CHEYENNE — In a first-of-its-kind collaboration, F.E. Warren Air Force Base will collaborate with state and local governments and law enforcement to cut down on underage and irresponsible drinking, officials announced Tuesday.
The $300,000-per-year program, funded with federal dollars, will step up education and enforcement efforts to combat alcohol use among minors and abuse among adults, Gov. Matt Mead said at a State Capitol press conference alongside Cheyenne Police Chief Brian Kozak and Col. Christopher Coffelt, commander of the 90th Missile Wing at F.E. Warren.
Alcohol was involved in 79 percent of the 19,000 arrests Wyoming law officers made in 2010, and it’s the leading cause of vehicle crashes and deaths of young people in the state, according to Kozak.
“Wyoming has a problem with arrests and alcohol-related arrests,” Mead said. “We have too many kids who are underage who are using alcohol, and we frankly have too many adults who are not responsible using alcohol. And that is a detriment to the state of Wyoming.”
The program, which is an expansion of a similar effort at F.E. Warren, will look to find the best ways to educate people about the dangers of drunken driving, underage drinking and drinking to excess.
State, local and military police will also work together under the program to crack down on drunk people who disobey the law.
On Halloween, a “huge contingent” of police officers will patrol looking for drunk drivers and underage drinking, Coffelt said. In addition, “party posses” composed of volunteer residents will attend parties, along with other places where underage drinking is likely to take place, to spot and report offenders.

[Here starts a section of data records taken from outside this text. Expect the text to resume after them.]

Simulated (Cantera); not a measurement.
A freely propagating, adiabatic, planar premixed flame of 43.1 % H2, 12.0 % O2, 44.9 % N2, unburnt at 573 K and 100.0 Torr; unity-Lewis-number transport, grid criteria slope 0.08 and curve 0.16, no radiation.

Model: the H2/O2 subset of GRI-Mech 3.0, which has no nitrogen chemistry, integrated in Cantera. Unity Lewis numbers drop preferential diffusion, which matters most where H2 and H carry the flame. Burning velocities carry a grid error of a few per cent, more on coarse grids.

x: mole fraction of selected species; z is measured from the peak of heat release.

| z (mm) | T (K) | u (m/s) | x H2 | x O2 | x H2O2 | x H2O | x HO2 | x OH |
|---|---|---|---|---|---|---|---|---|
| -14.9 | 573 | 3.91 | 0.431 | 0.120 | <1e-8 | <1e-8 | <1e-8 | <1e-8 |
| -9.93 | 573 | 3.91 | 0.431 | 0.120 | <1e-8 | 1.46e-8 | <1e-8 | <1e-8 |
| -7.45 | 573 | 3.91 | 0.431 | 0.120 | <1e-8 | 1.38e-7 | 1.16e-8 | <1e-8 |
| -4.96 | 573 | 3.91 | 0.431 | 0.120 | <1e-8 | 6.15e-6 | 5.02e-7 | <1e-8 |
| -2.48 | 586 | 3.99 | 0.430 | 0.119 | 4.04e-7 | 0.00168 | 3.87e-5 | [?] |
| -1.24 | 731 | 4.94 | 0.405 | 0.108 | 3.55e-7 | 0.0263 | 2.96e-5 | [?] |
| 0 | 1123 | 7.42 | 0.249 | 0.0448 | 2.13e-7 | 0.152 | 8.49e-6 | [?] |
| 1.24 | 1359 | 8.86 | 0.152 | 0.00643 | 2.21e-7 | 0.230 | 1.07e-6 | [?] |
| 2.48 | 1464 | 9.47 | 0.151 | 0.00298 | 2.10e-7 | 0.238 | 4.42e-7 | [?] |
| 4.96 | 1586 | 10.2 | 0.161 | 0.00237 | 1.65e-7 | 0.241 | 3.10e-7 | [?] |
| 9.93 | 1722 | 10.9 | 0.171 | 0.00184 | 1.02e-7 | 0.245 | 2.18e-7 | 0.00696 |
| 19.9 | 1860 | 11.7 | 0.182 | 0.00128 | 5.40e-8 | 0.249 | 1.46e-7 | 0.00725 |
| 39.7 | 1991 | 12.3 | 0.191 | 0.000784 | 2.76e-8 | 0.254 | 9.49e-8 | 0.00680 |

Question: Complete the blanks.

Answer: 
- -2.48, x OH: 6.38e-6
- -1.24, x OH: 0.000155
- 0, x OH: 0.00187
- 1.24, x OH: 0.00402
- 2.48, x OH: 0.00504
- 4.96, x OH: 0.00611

“We want the message out there: zero tolerance,” Coffelt said. “We’re not going to put up with people driving on our streets impaired by alcohol or drugs.”
While initially limited to Cheyenne, the program if successful would serve as a model for similar efforts elsewhere in Wyoming, Mead said.
The Department of Justice’s Office of Justice Programs provided funding for the three-year project.